Logistics News

Bay West will waste time and money: maritime expert

MTI boss Galbraith presents the case against alternative to Hastings as Melbourne’s second container port

 

Melbourne port risks going the way of London’s, New York’s and Amsterdam’s if it fails to adjust in time to container shipping trends, a maritime industries expert warns.

With fewer but bigger container shipping lines looking at focusing calls of larger ships to one hub port per southern hemisphere country, avoidable delay will leave Melbourne exposed to developments, Maritime Trade Intelligence (MTI) managing director and industry consultant Sandy Galbraith has told a lobbying organisation gathering.

In the latest addition to the second port debate in the city, Galbraith uses the three cities as examples of where changing shipping industry needs led to irreversible declines of major ports and notes the trend is already underway in New Zealand, Africa and South America.

While acknowledging the Hastings option has its own issues, he is no fan of the ALP-supported Bay West concept, saying it was “never envisaged as a container port”.

“At least five years ago, I was involved in early discussions on the concept and can reveal that it was conceived as a replacement port for Geelong, not Melbourne, and was to be located at Point Wilson at the mouth of Corio Bay, very close to the existing Geelong shipping channel,” he says.

Bay West would need dredging of 66-84 million cubic metres of sand and rock or 3-4 times that of the channel deepening project of 2008-09, which came in at nearly $1 billion.

It will likely need more work done on the Port Phillip Heads channel and this could conceivably result in a 15cm rise in water levels within the Port Phillip Bay.

Galbraith’s comments come as ALP ports spokeswoman Natalie Hutchins says a Labor government would undertake “a comprehensive and transparent cost benefit analysis … to test how Bay West stands up against other possible sites, including Hastings”.
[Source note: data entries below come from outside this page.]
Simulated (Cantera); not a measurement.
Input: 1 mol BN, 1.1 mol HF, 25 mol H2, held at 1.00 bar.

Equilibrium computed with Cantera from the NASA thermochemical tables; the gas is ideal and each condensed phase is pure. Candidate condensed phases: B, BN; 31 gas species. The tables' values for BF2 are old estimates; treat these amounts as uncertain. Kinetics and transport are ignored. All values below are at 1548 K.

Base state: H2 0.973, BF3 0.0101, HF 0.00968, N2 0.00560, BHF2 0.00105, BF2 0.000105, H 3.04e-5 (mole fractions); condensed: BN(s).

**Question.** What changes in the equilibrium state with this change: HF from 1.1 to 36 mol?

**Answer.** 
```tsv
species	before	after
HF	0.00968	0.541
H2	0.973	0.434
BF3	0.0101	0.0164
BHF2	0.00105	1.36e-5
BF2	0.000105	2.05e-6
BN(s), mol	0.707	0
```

“Residents of Melbourne’s south east are rightly concerned about the prospect of freight trains running frequently through our suburbs and upwards of 20,000 additional trucks on our local roads,” Hutchins says.

“Hastings requires substantial investment in road and rail funding to get goods in and out, and without that additional investment the Nepean Highway and Dandenong Rail corridor will be flooded with trucks and trains 24 hours a day.”

Rather than set Infrastructure Victoria to a drawn-out task of examining Bay West when speed is crucial, Galbraith urges the ALP, if it wins office in this year’s election, to accelerate the Hastings option.

“There is an urgency here that I don’t think government yet realises,” he says.

“In terms of retaining direct international calls from some container trades – notably, the key one, North Asia – it may already be too late.”

On rail, he points to the advantages of shipping to take any burden that rail freight is unable to shoulder.

This would be through a container shuttle shipping service to Melbourne, as occurs successfully elsewhere in the world.

“These vessels would provide the economies of scale to, on a single voyage, take the equivalent of many, many trainloads of containers,” he adds.

“And let’s not ignore the fact that ships represent an environmentally better solution that will neither impact on your sleep nor your ability to catch the train on time to work in the morning.”